Veal Pen Watch: Is POGO part of the problem?
A disturbing post was put up by the Project on Government Oversight yesterday, featuring an unthinking quote by its Executive Director, Danielle Brian:
For his part [Nuclear Regulatory Chairman Gregory] Jaczko has said he only recently learned of the allegations, but admitted to sometimes having a brusque management style at times. “There are times when I can question people intensely and that’s something I am aware of in my style,” Jaczko said at a Senate hearing today.
“Whatever the case is regarding the allegations, they do not rise to the level of Inspector General or Congressional scrutiny,” said POGO Executive Director Danielle Brian. “Even if the worst allegations are true, they are hardly unique in Washington, a city full of bullying bosses. They are, however, convenient as a weapon for those who disagree with Jaczko’s voting record.”
Here’s a comment I left on the site (awaiting moderation):
Sorry, dismissing DC culture as one full of “bullying bosses” understates the case and undermines POGO’s credibility. Intimidation, abuse, and reprisal run rampant, and the civil service — and America — are worse off for it. It doesn’t have to be this way – the U.S. Office of Special Counsel and the Merit Systems Protection Board could take their statutory mandate seriously – as required by the Civil Service Reform Act of 1978.
But then again, POGO (and others) have steadfastly refused to confront lawbreaking by OSC and MSPB for over thirty years.

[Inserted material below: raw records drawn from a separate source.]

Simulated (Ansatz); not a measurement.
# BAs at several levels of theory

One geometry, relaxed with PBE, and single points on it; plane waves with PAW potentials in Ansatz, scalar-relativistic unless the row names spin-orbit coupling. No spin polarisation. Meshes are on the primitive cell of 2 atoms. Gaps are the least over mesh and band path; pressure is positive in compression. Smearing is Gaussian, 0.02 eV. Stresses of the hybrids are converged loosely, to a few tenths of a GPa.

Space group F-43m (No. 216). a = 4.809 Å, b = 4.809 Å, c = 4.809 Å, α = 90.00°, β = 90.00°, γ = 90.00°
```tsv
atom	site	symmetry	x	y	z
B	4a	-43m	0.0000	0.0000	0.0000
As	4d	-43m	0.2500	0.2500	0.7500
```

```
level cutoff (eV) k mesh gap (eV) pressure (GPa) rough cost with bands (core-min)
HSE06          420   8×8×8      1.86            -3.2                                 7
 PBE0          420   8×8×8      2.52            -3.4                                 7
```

By the way, bullying is “abuse of authority” – an illegal practice under 5 U.S.C. 2302(b)(8)(A)(ii). It merits a de-politicized, sober investigation, not a brusque dismissal by a purported government oversight organization.
Update: in response to criticism, POGO changed the phrase “bullying bosses” to “mean bosses.” But this is an empty, arrogant gesture that misses the point.